The true fork in the road


Much has been written about David Cameron's attack on government borrowing plans. It is described as "a fork in the road". There is supposed to be a great divergence in policy between Labour and Conservative parties. So the media described the Pre-Budget Report and its messy aftermath as a defining moment.

It was indeed a defining moment, but the divergence has been in political competence and political bravery, with Liberal Democrat Vince Cable standing head and shoulders above all other politicians. For most of my working life I have worked in the “engine room” of the UK economy with senior roles in the oil, telecommunications, and transport sectors. I thought I had seen it all.

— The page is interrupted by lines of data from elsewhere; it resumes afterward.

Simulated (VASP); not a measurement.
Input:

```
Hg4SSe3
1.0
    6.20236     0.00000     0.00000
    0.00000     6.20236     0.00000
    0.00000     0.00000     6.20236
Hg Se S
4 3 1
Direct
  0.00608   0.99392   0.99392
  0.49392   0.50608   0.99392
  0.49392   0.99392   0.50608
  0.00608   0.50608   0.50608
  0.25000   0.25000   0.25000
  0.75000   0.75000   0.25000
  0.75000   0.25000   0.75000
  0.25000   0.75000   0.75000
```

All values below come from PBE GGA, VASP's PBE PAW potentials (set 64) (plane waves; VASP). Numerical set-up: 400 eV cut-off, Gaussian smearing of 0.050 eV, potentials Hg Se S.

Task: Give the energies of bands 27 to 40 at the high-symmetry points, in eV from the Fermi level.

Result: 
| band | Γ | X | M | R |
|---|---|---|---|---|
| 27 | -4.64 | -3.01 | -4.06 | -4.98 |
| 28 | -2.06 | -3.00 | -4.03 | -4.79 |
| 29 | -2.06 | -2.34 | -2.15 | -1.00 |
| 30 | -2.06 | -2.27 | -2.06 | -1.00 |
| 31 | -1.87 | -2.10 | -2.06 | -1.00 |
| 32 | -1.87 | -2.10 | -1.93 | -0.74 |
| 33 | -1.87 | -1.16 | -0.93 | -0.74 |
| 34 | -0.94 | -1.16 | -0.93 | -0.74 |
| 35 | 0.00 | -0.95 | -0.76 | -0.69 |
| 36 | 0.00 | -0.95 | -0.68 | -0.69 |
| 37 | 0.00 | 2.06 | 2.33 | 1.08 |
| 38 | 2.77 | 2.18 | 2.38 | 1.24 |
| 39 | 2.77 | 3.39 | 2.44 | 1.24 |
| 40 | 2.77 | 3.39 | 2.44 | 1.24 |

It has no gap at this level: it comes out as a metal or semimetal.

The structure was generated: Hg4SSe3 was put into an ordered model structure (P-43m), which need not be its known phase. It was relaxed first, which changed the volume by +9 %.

Yet nothing has prepared us for the intensity of the current firestorm, no-one is immune. Blair/Brown and then Brown/Darling were culpably reckless in their handling of the economy. They were fully complicit in the excess which led to the bust. But the Conservatives have throughout opened their mouths and said absolutely nothing of any substance. Political rhetoric and soundbites, yes – but there has been no alternative plan, no coherent alternative Conservative offer, except to whinge on a regular basis after the caravan has moved on.

The one national politician who quietly and methodically challenged the credit binge – not just over the last few months but for years and years beforehand – was Liberal Democrat Vince Cable. And when the whirlwind hit, he did not just say “I told you so”, but has stood out in the Commons Chamber and on the airwaves with his consistent, measured, confident and knowledgeable responses to each stage of the crisis. At every stage he has called it right. It is an object lesson in the benefits of a thoughtful and well-founded third party view.

The Liberal Democrat front bench has an immensely strong economic team. Nick Clegg was in Leon Brittan’s EU Trade Commissioner cabinet and an EU trade negotiator before going into politics. David Laws and Chris Huhne both had highly successful careers in the City before entering the Commons. Together they have the experience, judgement and analytical skill to craft coherent policies for the long term. There is no pain-free way out of the current bind. So the key question in British politics is how quick and authoritative the political reaction is, how honest it is about the inevitable pain caused by the government and main opposition being asleep when the warnings were clear to see, and finally how the pain should be shared most fairly. George Osborne and the Conservatives score nil points on all three.